Desolation, as Ignatian spiritual director and writer Margaret Silf notes, is a spiritual state in which we turn in on ourselves, wallow in negative feelings and find ourselves cut off from community. We lose energy (Bandit spends the whole "TV Shop" episode looking for vitamins to give him an energy boost) and we lose sight of, and interest in, what's important to us.

As parents, as colleagues, as students, as people, we all find ourselves in desolation from time to time. We find ourselves distracted and lonely, even when surrounded by family and friends. And, consequently, we find ourselves desperate to shake these feelings of listlessness.

What St. Ignatius of Loyola insists, and what Bandit Heeler displays, is that when in such a state, making a rash decision is never the answer. Selling your house and moving to a new city can be the right choice, of course — but it’s not one to make while in desolation.

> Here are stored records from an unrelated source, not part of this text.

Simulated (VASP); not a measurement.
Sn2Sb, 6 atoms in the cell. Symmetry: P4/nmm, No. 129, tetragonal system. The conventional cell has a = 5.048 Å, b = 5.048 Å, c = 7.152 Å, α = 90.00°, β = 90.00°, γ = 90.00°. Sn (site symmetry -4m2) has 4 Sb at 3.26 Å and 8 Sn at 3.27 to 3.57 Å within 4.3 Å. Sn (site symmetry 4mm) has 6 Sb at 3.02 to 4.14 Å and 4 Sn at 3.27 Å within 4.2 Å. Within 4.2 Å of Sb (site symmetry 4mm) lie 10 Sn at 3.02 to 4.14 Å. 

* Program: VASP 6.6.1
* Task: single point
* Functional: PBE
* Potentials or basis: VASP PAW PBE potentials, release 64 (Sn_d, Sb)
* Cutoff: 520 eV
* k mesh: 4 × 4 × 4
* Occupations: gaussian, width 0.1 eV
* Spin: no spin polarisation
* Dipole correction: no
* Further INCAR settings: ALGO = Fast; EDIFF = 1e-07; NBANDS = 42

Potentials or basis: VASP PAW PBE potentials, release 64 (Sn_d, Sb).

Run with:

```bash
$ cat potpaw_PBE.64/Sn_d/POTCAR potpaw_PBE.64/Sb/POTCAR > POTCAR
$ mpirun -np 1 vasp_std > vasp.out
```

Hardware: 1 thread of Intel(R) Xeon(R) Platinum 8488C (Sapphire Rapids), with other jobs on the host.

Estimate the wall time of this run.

Why? Because it’s likely not one made in community. Remember: Desolation often turns us inward in a bad way. Throughout "The Sign," we learned that not even Chilli was in favor of the move. We learned that both Bluey and Bingo were happy with the lives they already had. And we learned that Bandit himself was not at all energized by the prospect. Had they even discussed the decision as a family?

"The question of whether the Heelers will leave their city and community is such an affecting one, I think, because it's inextricable from the existential questions of parenting," Gilbert writes. "What does a better life for your family look like? What does money mean in value compared with all the things you can't buy — connections, security, a sense of home? When do parental needs get to override those of kids? There are no answers in the episode." 

Ultimately, we make choices and muddle forward. But to make our best choices — for our families, for our communities — we had better first understand ourselves. In moments of desolation, the antidote is community: turning to those we love and who love us and allowing that love to get us back in touch with the God who loves us even more.

I think it's telling that "The Surprise" — the true finale to the season — centers again on Bandit. He has to make another choice, this time,which game to play with which of his daughters. (The choice is all the harder because he'd much rather be watching TV.) But in the end, for Bandit and for us, it's not ultimately about what he chooses but that he grounds himself in the presence of those around him. He shows up. He allows others to reach out and grab him and pull him out of desolation.

"That’s the thing about kids," Bandit remarks. "They'll always surprise you."

Bandit didn't need to leave the life he had for that surprise to show up; it was already right there waiting for him. He just had to allow himself to see it.

I wonder if that's true in our lives, too. I wonder if our God of Surprises is already at work in the mundane moments of our day, urging us on through both signs and surprises. But first we have to turn and look.